I still don't see how this would not also have to be done for any
attribute whatsoever, whatever it is called, which must trigger a
typed literal node production.


> 
> > I.e. even if we use rdf:ltype, parsers will still break.
> 
> Not necessarily.  I already said that most unknown rdf: things are
> ignored.  In fact we already made that decision:
> 
>   [[The WG decided that an RDF processor SHOULD emit a warning when
>   encountering names in the RDF namespace which are not defined, but
>   should otherwise behave normally.]]
>   -- http://www.w3.org/2000/03/rdf-tracking/#rdfms-rdf-names-use

Well, ahem, the name *would* be defined, and there would be specific
behavior required of parsers relating to that term.

Right?

> > The only change to the parsing is simply licensing the
> > occurrence of the rdf:type attribute when there is also
> > data content, and in that special case, producing a typed
> > literal node.
> > 
> > Is that really all that ambiguous or difficult?
> 
> Oh yes.
>
> > 
> > > This is better done using any new rdf: term such as rdf:ltype.
> > >
> > >   <ex:prop rdf:ltype="http://example.org/datatype1">a</ex:prop>
> > >
> > > which may either give a warning or error with a current 
> parser as an
> > > unknown rdf: term, but should not be interpreted as a property.
> > 
> > Well, the same warning or error will occur with rdf:type as well,
> > and rdf:type does precisely reflect the semantics, so if the
> > above case of an empty property element with rdf:type defined
> > is no longer a problem (and I don't think it is) than better to
> > use the most precise attribute rather than create a new one,
> > right?
> 
> No the same warning or error will not be given.  rdf:type (attribute)
> already has defined semantics that are different. Using it in this
> case will break existing parsers or cause them to emit nothing.  But
> I'm repeating myself.
> 
> > 
> > > It can be defined to work something like xml:lang, i.e. sets a
> > > property (sic) of the contained literal.
> > 
> 
> I see datatyping a literal RDF/XML analagous to adding a language to
> a literal - it sets part of the literal structure.  So in the same
> way that if you have
> 
>    <ex:prop>a</ex:prop>
> giving
>    _:a <http://example.org/ns#prop> "a" .
> 
> adding an xml:lang attribute:
>    <ex:prop xml:lang="en">a</ex:prop>
> gives a Lang-string literal value
>    _:a <http://example.org/ns#prop> "a"-en .
> 
> then if you have
>    <ex:prop>10</ex:prop>
> giving
>    _:a <http://example.org/ns#prop> "10" .
> 
> adding an rdf:ltype attribute:
>    <ex:prop rdf:ltype="http://example.org/datatype1">a</ex:prop>
> will give you a datayped literal value:
>    _:a <http://example.org/ns#prop> 
> <http://example.org/datatype1>"10" .

Fair enough, but in the latter case, the part of the literal
structure that is being added is its *rdf:type*.
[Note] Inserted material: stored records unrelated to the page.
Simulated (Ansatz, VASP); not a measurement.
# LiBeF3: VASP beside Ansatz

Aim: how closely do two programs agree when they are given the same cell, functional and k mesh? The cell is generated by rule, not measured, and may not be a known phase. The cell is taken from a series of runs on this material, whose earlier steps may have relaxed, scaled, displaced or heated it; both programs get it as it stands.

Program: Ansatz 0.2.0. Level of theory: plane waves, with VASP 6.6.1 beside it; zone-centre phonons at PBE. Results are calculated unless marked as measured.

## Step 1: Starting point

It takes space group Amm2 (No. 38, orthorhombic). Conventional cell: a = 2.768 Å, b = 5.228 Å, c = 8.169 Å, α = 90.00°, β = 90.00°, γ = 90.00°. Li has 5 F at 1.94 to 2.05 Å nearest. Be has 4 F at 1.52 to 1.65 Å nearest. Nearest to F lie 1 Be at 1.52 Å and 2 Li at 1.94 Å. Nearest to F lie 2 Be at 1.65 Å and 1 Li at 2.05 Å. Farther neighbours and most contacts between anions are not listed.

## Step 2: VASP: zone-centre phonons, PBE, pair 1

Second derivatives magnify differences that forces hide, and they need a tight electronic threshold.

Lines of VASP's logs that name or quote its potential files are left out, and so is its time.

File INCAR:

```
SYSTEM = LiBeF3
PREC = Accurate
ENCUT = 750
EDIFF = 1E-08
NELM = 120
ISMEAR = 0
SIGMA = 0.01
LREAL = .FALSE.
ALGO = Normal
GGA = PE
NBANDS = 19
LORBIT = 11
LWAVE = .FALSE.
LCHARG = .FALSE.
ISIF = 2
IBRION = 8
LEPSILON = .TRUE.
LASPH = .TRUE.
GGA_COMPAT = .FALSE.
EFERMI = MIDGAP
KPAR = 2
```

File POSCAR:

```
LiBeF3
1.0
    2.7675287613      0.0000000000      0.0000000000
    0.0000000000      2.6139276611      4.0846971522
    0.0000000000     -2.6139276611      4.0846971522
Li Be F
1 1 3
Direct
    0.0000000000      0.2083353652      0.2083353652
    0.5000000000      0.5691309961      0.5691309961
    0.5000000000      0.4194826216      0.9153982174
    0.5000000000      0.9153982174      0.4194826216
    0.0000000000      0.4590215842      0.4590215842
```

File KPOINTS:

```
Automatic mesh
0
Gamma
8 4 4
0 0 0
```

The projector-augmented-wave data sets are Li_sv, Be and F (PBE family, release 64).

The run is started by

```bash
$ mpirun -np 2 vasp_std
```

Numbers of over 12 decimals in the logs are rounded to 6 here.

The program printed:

Just as in the first case, the part being added is its xml:lang.

Why call that part being added by a name other than what it is?!

> > Well, that would only be true if folks agree that literals are
> > now 4-tuples, but that doesn't seem to be a very popular
> > idea.
> >
> > Also, if we end up not saying anything about the semantics of
> > untyped inline idioms, it's probably good to keep untyped literals
> > as 3-tuples and define the typed literal as something else.
> 
> That's a disjoint issue and not important for the rdf/xml
> representation.  The structure can be 3/4 parts or we can have more
> than one type of structure.  Any change to the structure will be
> reflected into the definition of how literals are written in
> N-Triples.

Perhaps. I didn't consider it a big issue, but some seem to have
thought it was.

> I've explained this syntax support for datatyped literals in detail,
> given plenty of examples, proposed something that will do the job
> with the minimal change, be easy to change in the grammar, easy to
> implement (I checked) and not be ambiguous or inconsistent.  I hope
> this meets with the groups support.
> 
> Dave

So, you are proposing a new term rdf:ltype?

I still strongly feel that the introduction of a new term is avoidable
and that the concerns about using rdf:type previously voiced were based
on a misunderstanding about the treatment of empty data content taken
as a null lexical form.

There is the question of where the balance lies between making things
easiest for implementors versus easiest for users -- particularly when
we consider that the number of parsers being written are many orders
of magnitude less than other applications and still even less than
schemas and RDF instances. Even if it means a bit more work to use rdf:type
rather than some other term such as rdf:ltype when updating the parsers,
that's work done once -- and if it results in greater clarity and usabilty
to users in general, then I would think it worth that little bit of extra
effort.

Dave, given the clarifications above about null literals, would you actually
find it overly burdensome to support the use of rdf:type rather than some
other term?

Patrick
Received on Monday, 2 September 2002 08:10:02 UTC